Protectionism fears dominate economic forum
The global economic crisis is no reason to shun free trade, British Prime Minister Gordon Brown said Saturday at a meeting of government and business leaders in Davos, Switzerland.
Speaking at the World Economic Forum, Brown warned about the rising threat of protectionism and recommended co-operation to address the problem.
"This is not like the 1930s. The world can come together," the prime minister said.
"It is possible for world leaders to make decisions that will make a difference to the projected development of the world economy.
"Now, of course, we've got to get the right ideas and, of course, we've got to build on the right principles. I believe we're in a global economy. You cannot now do without the global institutions that are necessary to make that global economy work," he said.
Peter Sutherland, former head of the World Trade Organization, said every political leader at the forum is talking about fears that countries will go into a protectionist spiral and introduce more tariffs on imported goods, a policy that would restrict trade between countries.
"We've seen the repercussions of that in the 1930s, the loss of jobs, the loss of trade and, over all, taking longer to get out of a recession," said freelance journalist John Zaracostas, who's covering the World Economic Forum.

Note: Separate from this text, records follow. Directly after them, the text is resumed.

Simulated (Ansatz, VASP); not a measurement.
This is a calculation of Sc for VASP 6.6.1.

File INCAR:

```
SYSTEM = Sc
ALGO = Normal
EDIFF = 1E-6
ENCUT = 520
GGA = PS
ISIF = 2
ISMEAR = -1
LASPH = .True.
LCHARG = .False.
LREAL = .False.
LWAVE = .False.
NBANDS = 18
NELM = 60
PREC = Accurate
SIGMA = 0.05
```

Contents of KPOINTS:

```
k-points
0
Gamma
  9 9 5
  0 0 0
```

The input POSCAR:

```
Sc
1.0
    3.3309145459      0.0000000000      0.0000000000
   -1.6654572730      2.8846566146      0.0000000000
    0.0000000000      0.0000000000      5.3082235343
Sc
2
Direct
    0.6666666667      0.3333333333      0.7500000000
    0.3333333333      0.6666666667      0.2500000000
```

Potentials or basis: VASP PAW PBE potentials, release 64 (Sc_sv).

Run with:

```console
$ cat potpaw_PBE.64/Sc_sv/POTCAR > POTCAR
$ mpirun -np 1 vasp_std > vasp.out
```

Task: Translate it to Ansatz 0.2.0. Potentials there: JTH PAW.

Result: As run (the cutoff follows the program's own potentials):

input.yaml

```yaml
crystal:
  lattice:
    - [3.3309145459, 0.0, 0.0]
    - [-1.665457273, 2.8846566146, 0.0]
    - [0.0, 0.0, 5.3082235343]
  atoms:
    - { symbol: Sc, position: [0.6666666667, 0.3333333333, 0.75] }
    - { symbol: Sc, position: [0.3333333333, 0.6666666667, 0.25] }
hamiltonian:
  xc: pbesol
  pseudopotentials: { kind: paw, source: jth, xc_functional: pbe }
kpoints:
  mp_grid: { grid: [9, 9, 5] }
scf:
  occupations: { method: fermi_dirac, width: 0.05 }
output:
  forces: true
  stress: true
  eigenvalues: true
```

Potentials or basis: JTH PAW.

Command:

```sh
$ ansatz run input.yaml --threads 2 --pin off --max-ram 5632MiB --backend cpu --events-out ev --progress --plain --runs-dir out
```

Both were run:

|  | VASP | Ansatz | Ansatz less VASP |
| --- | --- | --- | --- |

"There's a lot of pressure to try to revive the stalled global trade talks, the Doha Round, so things get moving on that front and more buffers are put into the system," he said.
Zaracostas said there are concerns over the decision by some international banks to pull back from developing countries, leaving them without the funds to stimulate their economies.
G-20 leaders to discuss protectionism
Brown told the Davos forum this is the wrong way to go and he's looking forward to hearing ideas on reversing the trend at the April 2 summit of G-20 leaders in London.
Canadian Finance Minister Jim Flaherty, who's in Davos, told CBC News there is also "overall concern" about Washington's Buy American clause in its stimulus package, which is before the U.S. Congress.
White House Press Secretary Robert Gibbs said Friday the Obama administration will review the provision to make sure it doesn't violate international trade agreements.
The provision would require all public works projects funded by the stimulus package to use only U.S.-made iron and steel.
Canadian International Trade Minister Stockwell Day, who's also at the economic talks, sounded hopeful that a retaliatory trade war might be averted.
Day said he's hearing supportive messages from American officials in Davos, including from the acting U.S. trade representative, Peter Allegeier.
"I'm cautiously optimistic that something can be worked out," Day said in a conference call. "In no uncertain terms they're telling us, 'We hear you, we recognize you've got concerns with this, we're doing some work.'
"'Keep talking to us and stay tuned' is sort of the message I'm getting from the U.S. trade representative."
Gibbs has said trade issues will be discussed when President Barack Obama meets Prime Minister Stephen Harper in Ottawa on Feb. 19.